Ánima Correa at Hunter Shaw Fine Art


The bottom of the sea, once viewed as an impenetrable mystery, has become what many now describe as the final frontier of an overpopulated world increasingly reliant on electronics. Even as hundreds of thousands of miles of privately owned submarine internet cables snake unseen across the globe, the seabed is being mapped and apportioned for countries and companies to mine rare minerals, despite the environmental impact, for powering electric cars. Taking such themes as points of departure, Ánima Correa’s solo show here considers the relationships between marine animals, factitious infrastructure, and aspects of her personal history to examine larger social and anthropogenic issues related to technology, surveillance, and undersea exploration.

Three sculptures inspired by tech conglomerates’ seafloor internet cables, Repeater 01, Repeater 02, and Repeater 03, all 2023, extend from wall to wall, crisscrossing the center of the gallery and forcing viewers to navigate around them. Wrapped with electrical cords, seaweed, and circuit boards, their slick surfaces appear wet and shiny, as though just fished from the water. This trio of pieces gives palpable form to invisible networks, placing in plain sight what normally would be submerged.
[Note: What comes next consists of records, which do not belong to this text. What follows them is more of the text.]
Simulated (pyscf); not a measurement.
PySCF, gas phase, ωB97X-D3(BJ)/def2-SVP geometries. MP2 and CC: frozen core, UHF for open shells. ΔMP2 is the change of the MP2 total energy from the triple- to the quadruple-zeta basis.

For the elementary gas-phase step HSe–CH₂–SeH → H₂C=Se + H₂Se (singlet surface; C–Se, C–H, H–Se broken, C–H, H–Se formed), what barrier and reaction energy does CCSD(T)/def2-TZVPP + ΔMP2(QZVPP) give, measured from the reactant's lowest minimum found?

Similarly confrontational, ten small paintings of cephalopod eyes convey eerie feelings of being watched. According to the press release, part of the impetus for this series, titled “Espejitxs” (Little Mirrors), 2021–, was the artist’s recognition of esoteric connections between her father’s emigration from Chile, migrations of the Humboldt squid that he studies as a biophysicist, and the similarities between the creature’s nerve-cell impulses and fiber-optic cables. If Correa’s sculptures dredge up what would otherwise remain unseen, these paintings celebrate the protective power of camouflage. Executed in oil and modeling paste on linen, they sport varying high-key palettes, referencing chromatophores allowing the squid to blend into their environments by dynamically changing color. Inside each eye is a glowing motif evoking man-made technologies of surveillance and control, such as a camera lens in Espejito VIII: Interruptór (Little Mirror VIII: Switch), or a police vehicle’s light bar in Espejito IX: Gritting My Teeth, both 2023. Encrusted textures surround the smoothly painted ocular interior, further making them seem like portals into other worlds. All these fantastical devices add up to a sci-fi effect, as though the animals were bionic hybrids returning our gaze in silent reflection on humanity’s deleterious activities.